For years, New Jersey's municipalities have dealt with strained budgets, rising costs, higher property taxes and reduced state aid. Now, the Democrats running Trenton have crafted what could be a knockout blow not only to the budget plans of local mayors and town managers, but to the state's middle class as well.

The new affordable housing policies coming out of Trenton will have a devastating impact on the hard-working property taxpayers of New Jersey. But it doesn't have to happen. The state Legislature could reconsider the current rules and craft an affordable housing policy that would not force more of our residents out of state. It should be noted that no other state in the country is as misguided as New Jersey on this issue.

This latest attack on taxpayers takes the form of recently enacted affordable housing legislation that will essentially hurt our towns in two ways. First, it leaves in place COAH regulations that threaten local open spaces, while considering spaces such as military bases, highway rest areas, airport runways, reservoirs and private backyards as suitable lands for affordable housing

construction. Second, it forces property taxpayers to pay for the construction of subsidized housing in their communities.

With regard to the open space preservation issue, the new legislation and revised COAH regulations essentially only prohibit development on vacant lands where development is prohibited by a state or federal agency. Technically, development is not prohibited on even protected farmland and open spaces, which leaves municipalities vulnerable to court decisions that will allow the constitutional mandate to build affordable housing to outweigh the need to preserve farmland and open space.

In addition to threatening to reverse the progress towns have made to provide parks and reserves for their residents, the revised regulations also have the potential to cripple municipal budgets and hit taxpayers hard. The reason is that the new regulations prohibit towns from meeting their affordable housing obligations by transferring some of their obligation to developed urban areas with the infrastructure in place to absorb additional dwellings. Instead, towns will be required to pay a 2.5 percent tax on any new residential and commercial development.
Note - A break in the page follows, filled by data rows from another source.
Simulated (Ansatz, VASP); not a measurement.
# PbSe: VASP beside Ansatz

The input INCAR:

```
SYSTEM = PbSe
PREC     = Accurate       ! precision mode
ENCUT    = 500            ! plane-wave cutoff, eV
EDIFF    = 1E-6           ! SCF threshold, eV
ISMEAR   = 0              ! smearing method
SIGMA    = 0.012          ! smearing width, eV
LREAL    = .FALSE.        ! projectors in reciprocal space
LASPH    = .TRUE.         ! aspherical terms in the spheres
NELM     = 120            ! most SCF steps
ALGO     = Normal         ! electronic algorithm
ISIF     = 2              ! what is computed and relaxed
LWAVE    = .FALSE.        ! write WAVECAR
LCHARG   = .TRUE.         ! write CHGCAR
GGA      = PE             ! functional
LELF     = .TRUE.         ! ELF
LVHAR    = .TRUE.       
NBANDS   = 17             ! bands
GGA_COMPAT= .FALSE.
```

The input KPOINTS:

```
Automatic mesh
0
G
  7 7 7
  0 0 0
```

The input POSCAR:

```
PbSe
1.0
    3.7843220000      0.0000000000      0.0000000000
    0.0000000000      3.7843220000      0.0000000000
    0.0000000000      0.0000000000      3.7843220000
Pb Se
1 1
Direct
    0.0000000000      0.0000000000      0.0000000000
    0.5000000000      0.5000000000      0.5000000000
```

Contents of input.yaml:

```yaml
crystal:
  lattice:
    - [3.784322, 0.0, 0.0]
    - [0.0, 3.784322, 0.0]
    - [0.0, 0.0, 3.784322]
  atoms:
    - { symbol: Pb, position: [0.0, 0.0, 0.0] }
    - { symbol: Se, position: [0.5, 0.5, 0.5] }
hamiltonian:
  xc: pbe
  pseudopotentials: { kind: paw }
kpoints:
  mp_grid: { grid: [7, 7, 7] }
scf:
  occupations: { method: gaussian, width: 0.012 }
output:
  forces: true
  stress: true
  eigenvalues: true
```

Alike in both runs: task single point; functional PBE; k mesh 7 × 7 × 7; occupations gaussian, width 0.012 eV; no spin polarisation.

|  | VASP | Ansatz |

The tax on commercial development is to be used to replace the monies that towns used to send to urban areas while the tax on residential development is to be used to pay for the additional affordable housing mandated by Trenton. The problem with this arrangement is that, unlike the former system, the 2.5 percent tax is mandatory and can only be paid through one source — property taxes.

One town hit particularly hard by these new rules is Wall Township in Monmouth County. It has been estimated that Wall residents will face a $20 million tax increase to fund the construction of nearly 700 new affordable housing units the town is obligated to build under the new COAH regulations over the course of the next 10 years. Clearly, Wall taxpayers cannot bear this burden, or the strain on the town's infrastructure and school system. It's a problem a majority of municipalities will face if these regulations go unchallenged, which is why more than 230 towns have already filed suit in court to stop them.

The Legislature can also do its part to ensure that the affordable housing legislation and new COAH regulations are reversed. Along with my colleagues Sen. Sean Kean and Assemblyman Dave Rible, I have sponsored several pieces of legislation that will limit the state's power to impose these unreasonable mandates upon our towns by restoring the Legislature's ability to establish reasonable and realistic affordable housing policies in New Jersey. Most importantly, these measures will take these decisions out of the hands of the state Supreme Court, which has once again usurped the authority of both the Legislature and the municipalities.

While I will continue to advocate for a legislative solution to overturn these illconceived affordable housing rules, I am heartened to see indications that the Democratic leadership has acknowledged the disastrous impact these policies will have on our towns and the middle class.

In fact, they have recently made a statement that they will hold hearings over the next few months to receive input from key stakeholders. If the hearings are anything like the one I held in Wall Township recently, they will be getting an earful from mayors and taxpayers. In fact, last month nearly 300 concerned residents attended this town meeting to join the fight to overturn these disastrous rules.

While I am pleased the Democrats have begun to hear my concerns and the concerns of hundreds of mayors and scores of taxpayers, it is unfortunate that a thoughtful and deliberative approach did not occur in the original drafting of this ill-conceived law. In the meantime, I will continue to push for passage of legislation to return zoning control to our towns and sanity to our affordable housing laws. I also urge taxpayers to participate in the upcoming hearings to have your voices heard. It's your money, it's your town, and it's our future.

Assemblywoman Mary Pat Angelini represents the 11th District.